As of a few weeks ago, the Republican scheme to rig the presidential election by allocating electoral votes along gerrymandered district lines looked to be in very big trouble. GOP leaders in Florida, Ohio, and Wisconsin all denounced the plan, and in Virginia, state Republican lawmakers killed it.
But some lingering question marks remain. As my colleague Laura Conaway explained yesterday, for example, Michigan Republicans are still extremely enthusiastic about the scheme. Michigan Gov. Rick Snyder (R) has criticized the idea, but the governor has a bad habit of doing what he's said he won't do.
Meanwhile, as Benjy Sarlin reported late yesterday, Pennsylvania remains the state where the election-rigging proposal arguably has the best chance of actually passing.
Pennsylvania Senate president Dominic Pileggi (R) has formally introduced a bill to award the state's electoral votes proportionally, a move that would effectively end its position as a swing state while likely aiding the next Republican presidential candidate. [...]

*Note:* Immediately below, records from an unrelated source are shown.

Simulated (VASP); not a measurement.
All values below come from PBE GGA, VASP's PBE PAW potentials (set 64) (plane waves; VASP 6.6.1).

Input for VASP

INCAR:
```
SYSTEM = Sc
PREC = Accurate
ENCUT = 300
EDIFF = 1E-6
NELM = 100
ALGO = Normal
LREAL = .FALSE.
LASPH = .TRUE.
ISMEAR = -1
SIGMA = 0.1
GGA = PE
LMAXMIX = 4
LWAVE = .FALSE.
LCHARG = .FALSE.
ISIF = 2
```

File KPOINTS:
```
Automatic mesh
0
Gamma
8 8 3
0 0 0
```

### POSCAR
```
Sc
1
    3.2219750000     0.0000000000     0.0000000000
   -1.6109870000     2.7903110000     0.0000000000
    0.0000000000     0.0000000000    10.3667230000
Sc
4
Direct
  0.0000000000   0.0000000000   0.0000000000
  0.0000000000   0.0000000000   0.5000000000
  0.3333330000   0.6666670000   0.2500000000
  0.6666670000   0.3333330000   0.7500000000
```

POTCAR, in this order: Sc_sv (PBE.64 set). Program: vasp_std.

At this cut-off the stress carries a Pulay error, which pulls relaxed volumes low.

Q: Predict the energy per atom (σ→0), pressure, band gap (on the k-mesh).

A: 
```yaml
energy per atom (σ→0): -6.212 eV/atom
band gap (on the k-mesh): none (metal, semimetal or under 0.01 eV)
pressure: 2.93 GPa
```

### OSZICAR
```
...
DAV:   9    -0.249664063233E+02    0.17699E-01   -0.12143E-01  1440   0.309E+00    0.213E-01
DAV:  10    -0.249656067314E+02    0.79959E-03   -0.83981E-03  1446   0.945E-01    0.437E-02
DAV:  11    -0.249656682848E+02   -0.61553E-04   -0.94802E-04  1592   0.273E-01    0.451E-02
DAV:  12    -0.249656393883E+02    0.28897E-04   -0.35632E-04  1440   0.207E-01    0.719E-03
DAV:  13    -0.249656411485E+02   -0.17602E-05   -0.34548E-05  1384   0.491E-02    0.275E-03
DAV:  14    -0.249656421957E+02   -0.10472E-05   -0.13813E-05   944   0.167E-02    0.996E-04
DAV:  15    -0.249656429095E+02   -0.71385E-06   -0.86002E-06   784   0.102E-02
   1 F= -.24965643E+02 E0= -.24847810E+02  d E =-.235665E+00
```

Pileggi's bill, introduced Thursday, has 13 co-sponsors, half of the 26 votes required to pass a bill through the state senate.
If Turzai's name sounds familiar, it's because he's the guy who made quite a name for himself last summer when he boasted that the state's voter-ID law, ostensibly about the integrity of the electoral process, "is gonna allow Governor Romney to win the state of Pennsylvania."
Gov. Tom Corbett (R), meanwhile, hasn't said whether he supports rigging the state's system of allocating electoral votes to boost his own party, but he has to be careful -- he's considered vulnerable in 2014, and endorsing deliberate cheating would likely boost Democratic turnout against him next year.
If the GOP's election-rigging scheme is adopted in the Keystone State, the advantage for Republicans would be obvious. As Jamelle Bouie noted, if this system were in place last year, Mitt Romney would have won eight of Pennsylvania's electoral votes, instead of zero, despite losing the state by over 300,000 votes.
Sarlin added, however, that the road ahead remains unclear in Pennsylvania: "A spokesman for Pileggi, Erik Arneson, told the Philadelphia Inquirer earlier this month that it's not even a "top 20" priority. Asked for an update, Arneson told TPM that the next step for a bill would be a hearing, but nothing has been scheduled and there's no timetable for its passage."
That said, the plan is clearly not dead, and remains a threat to the democratic system.